NOTTINGHAM: It’s tough to nudge Jason Holder, in any scenario. Win or lose, the West Indies captain almost every time manages to carry a smile on his face. How else would you explain that Holder, all of 27 years of age, is leading West Indies for a second time at an ICC Cricket World Cup? In fact, Holder is one of the only two current captains who led his side four years ago in Australia/New Zealand.
Holder has seen it all. The turmoil of that World Cup, the low of 2018, morphing from a young fast bowler to one of the finest allrounders in the world today – he’s been at the forefront of every high or low West Indies have faced. Despite all that, Holder walked into the press conference to address the media ahead of West Indies’ World Cup opener full of energy and an exuberant smile.
West Indies do not enter the World Cup with the best of match forms. After a turbulent last year, the five-match series against England was drawn 2-2 before West Indies went on to lose the tri-series in Ireland to Bangladesh. The last two World Cups, West Indies have reached the finals, and it order to go one up, let alone go the distance, Holder believes the key is to be in a good mental space.

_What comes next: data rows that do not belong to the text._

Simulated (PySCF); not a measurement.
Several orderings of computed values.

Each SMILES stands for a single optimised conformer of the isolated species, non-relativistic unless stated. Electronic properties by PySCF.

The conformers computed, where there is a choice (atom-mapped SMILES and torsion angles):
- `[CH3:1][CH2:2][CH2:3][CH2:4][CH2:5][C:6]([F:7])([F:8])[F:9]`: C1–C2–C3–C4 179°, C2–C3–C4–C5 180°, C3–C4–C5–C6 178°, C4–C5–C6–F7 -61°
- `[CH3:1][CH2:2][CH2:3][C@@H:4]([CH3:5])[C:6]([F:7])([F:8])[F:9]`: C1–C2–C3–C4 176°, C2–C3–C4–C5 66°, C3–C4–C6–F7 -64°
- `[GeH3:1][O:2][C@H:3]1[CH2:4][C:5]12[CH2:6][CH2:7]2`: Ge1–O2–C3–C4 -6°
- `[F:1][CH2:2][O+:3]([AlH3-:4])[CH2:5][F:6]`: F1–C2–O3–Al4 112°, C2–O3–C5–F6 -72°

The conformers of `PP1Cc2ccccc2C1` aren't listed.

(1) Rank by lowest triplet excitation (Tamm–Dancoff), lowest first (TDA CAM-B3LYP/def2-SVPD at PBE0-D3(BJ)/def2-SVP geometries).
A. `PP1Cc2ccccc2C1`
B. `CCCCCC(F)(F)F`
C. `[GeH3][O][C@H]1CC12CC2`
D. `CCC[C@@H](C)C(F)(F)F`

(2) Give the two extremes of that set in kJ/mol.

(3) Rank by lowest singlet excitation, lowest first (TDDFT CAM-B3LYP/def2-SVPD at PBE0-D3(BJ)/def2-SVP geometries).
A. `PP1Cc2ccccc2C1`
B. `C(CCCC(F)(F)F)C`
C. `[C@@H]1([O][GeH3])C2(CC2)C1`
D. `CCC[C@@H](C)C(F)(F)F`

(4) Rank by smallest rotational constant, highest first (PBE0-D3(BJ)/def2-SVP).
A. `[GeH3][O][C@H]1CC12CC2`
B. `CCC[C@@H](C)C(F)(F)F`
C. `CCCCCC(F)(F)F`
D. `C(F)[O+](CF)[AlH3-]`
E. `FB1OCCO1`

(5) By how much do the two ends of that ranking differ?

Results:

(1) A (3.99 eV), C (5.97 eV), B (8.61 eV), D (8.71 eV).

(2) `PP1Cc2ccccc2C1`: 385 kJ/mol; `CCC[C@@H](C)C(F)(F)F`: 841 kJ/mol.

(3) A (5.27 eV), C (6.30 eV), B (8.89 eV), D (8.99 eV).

“One thing I like coming into this tournament is that every player is in a good frame of mind. Everybody is playing with a smile on their face, and I think that’s how we play our best cricket. We’re fearless, we enjoy what we’re doing and we enjoy one another’s company. I can safely say within the group we’ve got that. We’ve got an atmosphere that we would like to create, and we’ve got the energy going into this tournament that we would want to have,” Holder said.
“I think the rest is left down to us on the field. We’ve just got to execute whatever plans we formulate, and I think execution is key in this tournament, you know, whether it’s West Indies, England, India or whoever. I think the teams that execute their plans and be as disciplined as they can, more often than not they’re going to come out on top.”
The possibility of a 500-run total being scored in this World Cup has been talked about. West Indies recently hammered 421 runs against New Zealand and considering how the Trent Bridge something has always been fancied by batsmen, another high-scoring contest beckons. But Holder, being the realist that he is, was content playing the waiting game.
“Look, I don’t want to sit here and try to predetermine what’s going to happen, but I just think in this situation we play a normal cricket game. We assess the conditions as early as possible and we play to suit,” Holder said on the eve of the game against Pakistan. “I think where the game has gone now, especially in England here, there have been some high totals, but there have been totals where I saw one or two games lately that were relatively low scoring. It can happen. That’s the way cricket is played, and that’s the nature of the game. I just don’t want to sit before a game and say we’re looking to score 500 or 600, I just want to play it as we see it as assess the conditions like any other game.
“I think I’m excited to play in England. We are all excited to play in England. The magnitude of this tournament speaks for itself. There’s no need to sit here and harp on about it. As I said previously, we just want to take it stage by stage, game by game. It doesn’t matter where we’re playing, we’ve just got to assess the conditions and be as professional as we possibly can. So I don’t want to sit here and to narrow it down to one or two grounds that we’re particularly looking to favour, we’re just looking to play solid cricket, whatever the conditions may be, we’ve got to find a method and a way to be successful.”
If West Indies are to get there at all, barring Chris Gayle, another batsman who would have to bat out of his skin is Shai Hope, one of the hottest batsmen going around in world cricket at the moment. Since October last year, Hope has amassed 1132 runs in just 17 innings at an average of 80.85, a stretch inclusive of five centuries. His stellar run has landed him in the top five rankings for ODI batsmen, but needless to say, it dwarfs in comparison to what more he can help West Indies attain in the World Cup.
“Well, yeah, Shai has been carrying some form for a long time in the limited overs format, and he’s really confident. I think he’s worked out pretty much his method of scoring in this format. As I say, it’s been very, very consistent, which as a group we’ve probably lacked in the recent past,” Holder said.
“So it’s really good to see a young batter stepping up and being as consistent as he has been and leading the charge for us, and obviously we’ve got power around him and obviously some other touch players. So I think we’ve got a really good mix in terms of our batter line-up, but obviously Shai has stood out in the recent past with his success and that’s just really down to the fact that he’s been consistent and he’s been working on the method of how he’s going to be successful in this format.”